You can't compute g(3) as this will involve dividing by 0. What this means is that you can't put 3 inside the bold parenthesis in g( ). I hope that is clear, again if you do you will end up diving by 0--and you can't divide by 0.

If we were computing g(x), then x could not be 3. If we were computing g(x+7), then x+7 could not be 3. If we were computing g(anything), then anything could not be 3. In our case we are computing g(f(x)) so f(x) can't be 3. That is 5x+2 can't be 3 or 5x can't be 1 or x can't be 1/5. Believe it or not after what you wrote for g(f(x)) you should then say that x can't be 1/5. Is this clear? Again, regardless of what you are taking g of, it can't be 3!

 

[LukeGernon]

Hi Luke. Please don't write ≠3 to mean x≠3. Write x≠3, instead.


No -- they're not talking about function g's outputs. It's a domain statement. A function's domain is the set of numbers which may be used as inputs to the function.


Yes. The domain statement x≠3 belongs to function g only.

For function g, the domain statement x≠3 tells us that any Real number will work as an input to function g except the number 3. Here's what happens, if we try to evaluate the specific output g(3).

g(x) = 6/(3 - x)

g(3) = 6/(3 - 3) = 6/0

Division by zero is not defined. Therefore, the number g(3) does not exist. That is why x≠3, for function g.
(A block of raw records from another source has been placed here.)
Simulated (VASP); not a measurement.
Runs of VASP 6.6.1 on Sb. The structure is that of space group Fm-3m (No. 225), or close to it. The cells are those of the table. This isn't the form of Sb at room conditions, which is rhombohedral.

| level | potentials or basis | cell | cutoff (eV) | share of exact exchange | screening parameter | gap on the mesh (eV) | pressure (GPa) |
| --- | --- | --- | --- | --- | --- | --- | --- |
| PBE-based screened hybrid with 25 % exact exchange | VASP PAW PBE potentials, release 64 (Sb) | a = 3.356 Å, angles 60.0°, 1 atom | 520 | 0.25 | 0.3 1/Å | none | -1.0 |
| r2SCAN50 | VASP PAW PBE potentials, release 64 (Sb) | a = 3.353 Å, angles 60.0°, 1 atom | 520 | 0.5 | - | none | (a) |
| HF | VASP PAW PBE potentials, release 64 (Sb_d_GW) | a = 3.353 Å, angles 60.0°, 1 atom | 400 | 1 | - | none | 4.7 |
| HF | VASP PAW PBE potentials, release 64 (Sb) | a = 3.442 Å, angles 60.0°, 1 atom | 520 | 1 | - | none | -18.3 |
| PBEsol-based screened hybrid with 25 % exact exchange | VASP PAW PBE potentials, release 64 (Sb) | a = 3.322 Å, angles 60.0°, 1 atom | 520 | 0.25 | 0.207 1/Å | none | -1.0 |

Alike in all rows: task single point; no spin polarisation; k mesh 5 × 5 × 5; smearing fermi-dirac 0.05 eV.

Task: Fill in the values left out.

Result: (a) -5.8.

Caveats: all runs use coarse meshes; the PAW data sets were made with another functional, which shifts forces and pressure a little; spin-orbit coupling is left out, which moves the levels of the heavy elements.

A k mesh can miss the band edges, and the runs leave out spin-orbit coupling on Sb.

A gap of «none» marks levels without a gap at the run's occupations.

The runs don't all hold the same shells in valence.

Because they haven't asked us to state domains for the composed functions, we could ignore the given domain statement for function g. It's not needed, to work out the composed functions.

They've asked you to find g(h(x)) and h(g(x)) only. So far, you've found g(h(x)) correctly, but you didn't simplify your result. Can you do that now? We can discuss domains further, after you finish the exercise.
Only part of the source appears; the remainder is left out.